September 30, 2016

TCP Initial Sequence Numbers in Linux

In my last post I talked about TCP sequence number prediction attacks. To recap, these are possible when an off-path adversary is able to correctly guess the sequence number and connection tuple of an ongoing connection. The natural remedy to this problem is to make the sequence numbers unpredictable for every packet sent back and forth. I discussed this in my last post. However, the current remedy is to only make the initial sequence number (ISN) unpredictable. The general approach specified in RFC 6528 [1] is to set the ISN to be the output of a keyed PRF computed over the connection tuple and some quickly evolving timer. The PRF key is generated once for the system, but the “salt”, or counter, changes over time in a predictable fashion. In RFC 6528, the counter is supposed to advance every 4 microseconds. (That’s an important part of this scheme and how its implemented.)

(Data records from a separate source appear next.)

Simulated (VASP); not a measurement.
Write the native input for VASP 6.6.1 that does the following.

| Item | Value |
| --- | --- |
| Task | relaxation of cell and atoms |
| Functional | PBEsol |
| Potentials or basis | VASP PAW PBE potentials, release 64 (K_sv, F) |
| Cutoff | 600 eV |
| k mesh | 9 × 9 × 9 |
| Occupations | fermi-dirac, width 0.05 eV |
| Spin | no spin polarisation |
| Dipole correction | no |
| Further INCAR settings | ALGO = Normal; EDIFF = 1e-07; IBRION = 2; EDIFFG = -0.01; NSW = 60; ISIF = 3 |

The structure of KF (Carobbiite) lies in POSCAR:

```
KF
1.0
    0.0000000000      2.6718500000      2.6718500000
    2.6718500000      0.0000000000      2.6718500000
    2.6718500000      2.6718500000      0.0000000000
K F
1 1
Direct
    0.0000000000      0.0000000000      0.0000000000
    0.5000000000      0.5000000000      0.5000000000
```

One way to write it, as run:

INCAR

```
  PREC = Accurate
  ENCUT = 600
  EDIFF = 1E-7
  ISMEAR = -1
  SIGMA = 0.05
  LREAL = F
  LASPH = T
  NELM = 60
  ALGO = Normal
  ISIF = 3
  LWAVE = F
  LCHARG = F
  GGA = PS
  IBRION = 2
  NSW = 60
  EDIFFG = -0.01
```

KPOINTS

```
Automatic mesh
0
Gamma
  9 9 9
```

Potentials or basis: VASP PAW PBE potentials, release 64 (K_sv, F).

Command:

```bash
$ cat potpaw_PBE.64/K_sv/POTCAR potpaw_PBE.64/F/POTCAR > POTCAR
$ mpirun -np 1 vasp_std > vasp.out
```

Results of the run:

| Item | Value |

In theory, this scheme is fine. A PRF \(F_k\) is indistinguishable from truly random function \(f_r\), which have the property that, for a given input \(x\), \(f_r(x)\) is an element chosen uniformly at random from the range. Thus, without knowledge of the key \(k\), let alone the counter, an off-path adversary cannot compute the PRF and predict the ISN.

But theory often differs from practice. Case in point: the Linux implementation uses MD5 with the secret-suffix method as its PRF. There’s a wealth of information available to show that this scheme is in fact not a secure MAC – the primary reason being that MD5 is not collision resistant – but is it okay as a PRF? Do the poor collision resistance properties of MD5 compromise the security of the PRF? Take a look at the following ISN generation code extracted from version 4.8 of the Linux kernel [2].

The seq_scale function is shown below.

This is responsible for adding the timer value (M in RFC 6528) to the output of the PRF. In actuality, I see little value added by the timer. We should assume it can easily be predicted since it’s based on the actual clock time. Therefore, the security of this scheme reduces to the PRF. And in practice, as I mentioned in the last post, MD5 is used in a particularly problematic way.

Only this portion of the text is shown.